Walking around Capitol Hill recently, doing a little window shopping at some of the quaint shops (some older, some newer), I found myself pausing more in front of the few small bookstores sprinkled within a five-block radius. There’s just something about tomes lined up or stacked or grouped together in any attractive fashion; it stirs a warm happiness inside.
The bookstore scene was fading but is experiencing a resurgence of sorts (Solid State Books on H Street is an example). With that in mind, I perused the web in search of unique bookshelves reaching beyond the vertical wooden rectangle with horizontal shelves of equal length. Viewing such creativity with some of the pieces, it was clear many of the creators were booklovers. I found so many bookshelves with a flair for way beyond the ordinary. But here are a few from Architecture Art Designs (architectureartdesigns.com) that stood out to me:
Now, what could be more appropriate? I think it would be fun to read all the books and not put them back, just to fill the letters up again with new reads or rereads. Something about how the curves of the letters ‘R’ and ‘D’ hold the books, sparks the ‘sciencey’ part of my brain with a tiny marvel over the law of physics at work. I’d start my reading journey in the middle, with the books filling the ‘A’ and then end it with those filling the ‘R’ (because of its combination of curves and angles holding the books).

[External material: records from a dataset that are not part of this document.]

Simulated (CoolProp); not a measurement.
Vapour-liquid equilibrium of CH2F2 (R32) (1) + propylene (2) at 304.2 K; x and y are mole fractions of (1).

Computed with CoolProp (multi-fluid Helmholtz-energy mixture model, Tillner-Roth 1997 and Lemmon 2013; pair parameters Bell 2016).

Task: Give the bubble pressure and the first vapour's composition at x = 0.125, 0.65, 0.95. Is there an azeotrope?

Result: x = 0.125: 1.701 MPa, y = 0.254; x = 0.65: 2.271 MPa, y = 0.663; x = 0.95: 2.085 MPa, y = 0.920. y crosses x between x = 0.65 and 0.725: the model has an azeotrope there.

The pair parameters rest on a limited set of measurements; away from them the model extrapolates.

The randomness of this design draws my attention and appeals to my wild-side. I would have fun with the cubbies, using them for arbitrary book sorting such as similar cover colors or common title words. I could go with nothing but works in the humor genre to fill the wacky arrangement of shelving. Or perhaps, because of the quirky and ‘wild’ design, I’d fill the shelves with unusual works, controversial works upsetting the status quo throughout the ages.
This dark, quiet space screams, ‘Grab a tome and escape.’ The setting evokes a bit of the creepy, so maybe nothing but works in the horror genre should line the shelves. I’d change the seating to something more comfy-cozy and turn the chair to face the volumes, but otherwise, a cup of tea in this space, and I’m set. For hours. Do Not Disturb understood.
Books from paper, paper from trees: it all makes sense with this design. This bookshelf looks like a tree right out of one of Tim Burton’s movies. I think this design necessitates numerous similar bookshelves along the walls within one room, to create a ‘forest’ of volumes so to speak. If only one tree, I’d organize by sorting the books on the branches by genre. If my library was the forest version, each tree would feature a single genre.
For booklovers, this shelf speaks a truth: it all ‘circles’ back to a love of the written word. Circles are said to have no beginning and no end. For booklovers, there is no end to the desire to turn the page, lose oneself in the world of fiction or absorb worlds of information from non-fiction, to get to ‘The End’ and start over again by reaching for a new read. In a wide opened space, a well-placed foot and a bit of balance would make this a 'traveling' bookshelf, giving 'reading-on-the-go' a whole new meaning.